Encoding the Liber glossarum

The purpose of this page is to document the XML encoding as recommended by the TEI consortium, implemented by the LIBGLOSS Project. Our goal has been to produce a light but robust encoding degree, yet with wide operating possibilities.
In the following, we will describe the different levels of structure, as well as the descriptive markup that has been applied to the text.

1. Macro structure

1.1. The letters: The text of Lib. gl. consists of 23 files corresponding to the letters of the Latin alphabet: A B C D E F G H I K L M N O P Q R S T V X Y Z. They are operated by means of an eXist database. The database is hosted by the Huma-num platform.
The structure of each letter has three levels that visualize the alphabetization of the Lib. gl. Already highlighted by the Lindsay edition, it is composed of Sections, Alines and Entries. The combination of the structural elements makes it possible to compose the reference system of the Lib. gl.: two letters identifying the letter and the section (or three letters in the particular case of the letter Q, always denoted QV + A, E, I, O, V), followed by entries number. For example :

Letter	+ section	+ entry	= Reference
A	-	1	A1
A	B	1	AB1
A	B	2	AB2, etc.

1.2. Sections: The division of the letters into sections (eg A, AB, AC, AD etc.) reflects Lib. gl. alphabetical level on the first two letters of each word. The Lindsay edition had added these two letters in the text as headings for each section. For our part, we chose not to add anything to the text as it was transmitted by the manuscripts, except for the numbering of the entries, which relies precisely on this first level of structure used to build unique identifiers (see 1.4).
1.3. Alinéas: The sections are then cut into sub-sections recording a larger alphabetization on one or two additional letters (sometimes more). On the manuscripts, this alphabetical level was noted by means of large initials. It was viewed (unevenly and silently) in the Lindsay edition by means of line breaks. This structure level has no role in the composition of the references, but can be explored (and refined) using the "browse sections" tool of the "Read" menu. (Under construction.)
1.4. Entrées: The entries themselves form the last structuring element. Their numbering from 1 to x is carried out continuously within the sections (alinea does not affect it). It resumes from 1 to each new section.
The structure of the encoding reflects these main divisions thanks to the div elements with a special type attributes as well as a number.

	Level	Elements
1.1	Letters	`div1 type="littera" n=""`
1.2	Sections	`div2 type="pars" n=""`
1.3	Alineas	`div3 type="alinea" n=""`
1.4	Entries	`entryFree xml:id=""`

2. Micro structure

The Liber glossarum is not a dictionary in the strict sense, therefore it was not possible to apply the rigid markup structure developed for this kind of document (see TEI Guidelines , hereinafter abbreviated TeiG).
We have chosen the more flexible solution offered by the entryFree tag, whose content, as the name suggests, is free.

2.1. Content of entries

The entries of Lib. gl., Glosses, are composed of three main elements, sometimes supplemented by a fourth optional information. The gloss itself is composed of two components: the term (or lemma) and its explanation (the gloss proper). This couple is completed by the indication of the origin of the explanation (the source), and incidentally by critical indications. To avoid confusion, we speak of entries whose entire content is embraced by the entryFree tag which has a unique attribute (@xml:id) whose value is equivalent to the reference number of the entry (see 1.1 above, and 2.2.1 infra). It contains several "textual elements" that fall into three categories that we distinguish in terms of 'information levels'.

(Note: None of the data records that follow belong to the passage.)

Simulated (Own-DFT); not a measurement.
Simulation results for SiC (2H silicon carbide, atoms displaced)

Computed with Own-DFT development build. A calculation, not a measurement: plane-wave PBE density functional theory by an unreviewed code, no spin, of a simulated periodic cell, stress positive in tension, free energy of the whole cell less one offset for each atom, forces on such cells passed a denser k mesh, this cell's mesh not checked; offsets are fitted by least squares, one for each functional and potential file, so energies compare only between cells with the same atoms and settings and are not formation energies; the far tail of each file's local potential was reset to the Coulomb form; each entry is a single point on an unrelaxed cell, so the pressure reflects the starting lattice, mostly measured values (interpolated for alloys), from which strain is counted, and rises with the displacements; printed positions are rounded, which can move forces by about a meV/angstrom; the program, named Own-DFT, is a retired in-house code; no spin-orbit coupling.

Level 1: The text itself, mainly the term, its explanation and the two complementary elements.
Level 2: The information added for level 1 (child elements).
Level 3: All other additional information: the critical apparatus relating to level 1; Lindsay edition footnotes; text of the sources; research notes; bibliography.

The following table summarizes the XML elements involved in the first two levels

		Level 1		Level 2
(ID number)			2.1	`num`
Term (lemma)	1.1	`form`	2.2	`orth`
Explanation	1.2	`def`	2.3	`cit \| ref \| quote \| seg \| foreign` [`name \| persName`, etc.]
Source	1.3	`bibl type="fons" \| author @type="vet"` [`title @type="vet"`]	2.4	`ref @type="ed"`
Critical apparatus	1.4	`note @type="ms"`

2.2. Les Levels

First level: text. It contains four markup elements: the main two components, the term (or lemma) and its explanation, as well as two additional information carried by the manuscripts, the source and critical notes (see Cinato, 2016).
Il comporte 4 éléments de balisage : les deux composants principaux, le terme (ou lemme) et son explication, ainsi que deux informations complémentaires portées par les manuscrits, la source et des indications critiques (voir ).
1.1. The form element of the dictionaries module [see TeiG ] allows, thanks to the attributes possibilities, to define with precision the nature of the term. As a first step, that is to say to the creation of the encoding, we decided to minimize the use of such attributes. In the future, developments in this element will help to inform the grammatical type or other relevant linguistic information (eg by means of att.lexicographic), thus enabling the creation of targeted indexes or limited research choices according to Grammatical category criteria, etc. The only attribute we solicited at the design stage is @xml: lang, to distinguish terms foreign to Latin, that is, essentially Greek or Hebrew words.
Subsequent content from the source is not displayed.